NCAA PROBES MAN, IS KICKED OUT OF BYU FOR THE CLEAR VIOLATION OF HONOR CODE. Ha-ha, double entendre!
WHY'D YOU DO THAT TO THAT NICE MAN WHO HELPS DUCKS DUCKS DO SO MUCH FOR US AND WORK FOR THE FASHION POLICE FOR FREE.
Yahoo and ESPN had to go bang-bang yesterday with their respective stories on the NCAA's investigation of Wllie Lyles, a man who served as a herder of recruits for Oregon and other schools including Auburn, Baylor, LSU, Oklahoma State, USC and Texas A&M. Lyles received $25,000 for his services, paid for free and clear by Oregon to the service in an act that is, for the moment, completely okay by NCAA bylaws. The NCAA is not Lache Seastrunk's mom, who has a different understanding of amateur athletic jurisprudence.
"Willie said he was a trainer," Evelyn Seastrunk said. "Now Oregon says he's a scout? Is he on Oregon's payroll? If Willie Lyles collected $25,000 off my son he needs to be held accountable. The NCAA must find out for me. I don't know how to digest someone cashing in on my son."
As far as whether this is going to be trouble for any of these schools: that seems unlikely since the funneling of cash to recruiting "services" (however vaguely defined those are by title and organization) remains fair practice. By the way, "funneling" makes it sound so much dirtier, and that is precisely why we used that word. What will likely happening is a rewriting of the rules surrounding recruiting services and censure/banishment of Lyles, who while technically not doing anything wrong here is certainly living too close to Sketchtown for the NCAA's comfort level.
(Oh, and we wrote about this exact loophole last week because WE HAVE POWERS.)

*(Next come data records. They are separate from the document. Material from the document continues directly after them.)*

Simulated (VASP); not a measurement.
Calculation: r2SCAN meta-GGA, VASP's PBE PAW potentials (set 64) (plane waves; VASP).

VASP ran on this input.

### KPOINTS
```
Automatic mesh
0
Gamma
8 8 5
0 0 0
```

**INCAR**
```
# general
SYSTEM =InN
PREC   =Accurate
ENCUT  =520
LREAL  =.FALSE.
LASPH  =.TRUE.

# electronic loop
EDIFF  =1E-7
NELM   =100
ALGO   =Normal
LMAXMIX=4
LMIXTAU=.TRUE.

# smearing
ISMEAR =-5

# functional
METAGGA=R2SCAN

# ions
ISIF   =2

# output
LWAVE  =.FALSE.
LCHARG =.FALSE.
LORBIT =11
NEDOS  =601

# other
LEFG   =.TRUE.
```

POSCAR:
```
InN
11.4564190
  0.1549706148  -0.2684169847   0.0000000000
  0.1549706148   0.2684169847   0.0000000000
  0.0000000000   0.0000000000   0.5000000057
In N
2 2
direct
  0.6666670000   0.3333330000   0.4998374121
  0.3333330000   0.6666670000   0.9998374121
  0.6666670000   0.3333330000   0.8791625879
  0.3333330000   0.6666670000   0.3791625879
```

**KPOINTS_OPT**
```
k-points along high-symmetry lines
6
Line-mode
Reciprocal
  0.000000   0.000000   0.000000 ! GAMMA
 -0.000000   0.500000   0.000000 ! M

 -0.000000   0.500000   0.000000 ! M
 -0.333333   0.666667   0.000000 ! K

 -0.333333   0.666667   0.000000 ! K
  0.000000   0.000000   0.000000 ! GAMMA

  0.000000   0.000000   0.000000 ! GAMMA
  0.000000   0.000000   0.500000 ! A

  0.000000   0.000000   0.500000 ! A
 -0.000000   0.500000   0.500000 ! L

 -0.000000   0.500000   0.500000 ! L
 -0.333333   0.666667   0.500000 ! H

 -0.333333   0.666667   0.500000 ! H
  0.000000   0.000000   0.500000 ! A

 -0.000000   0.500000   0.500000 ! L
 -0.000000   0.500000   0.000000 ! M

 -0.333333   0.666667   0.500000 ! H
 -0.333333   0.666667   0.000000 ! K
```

SUMMARIZED IN ONE JANKED-UP SENTENCE. Teenager tells the truth, teenager backtracks when told the truth is inconvenient, teen vows to only tweet random shit like WEST AFRICA because no one is really interested in that save for jeering bloggers.
AARON MURRAY HAS A SENSE OF HUMOR. Wonders never cease.
"My leg got amputated last weekend, so I’ve only got one leg," Murray said sarcastically. "I’ve got to steal one to play the season with."
He's winking at all you crusty old former Red and Black-ers who perpetually bemoan the degraded state of the paper, y'all.
REALLY, MATH IS UNFAIR, ESPECIALLY WHEN YOU'RE BAD AT IT. Dave Wannstedt says his track record regarding player conduct is misunderstood, and that's funny because like CNNSI's writers who put the piece together in the first place he doesn't understand basic statistics, either. (But you already knew this.)
FULMER CUP NOTE. We see this, and it will be included in the next update with a bonus point for police chase achievement unlocked, Washington Husky fans.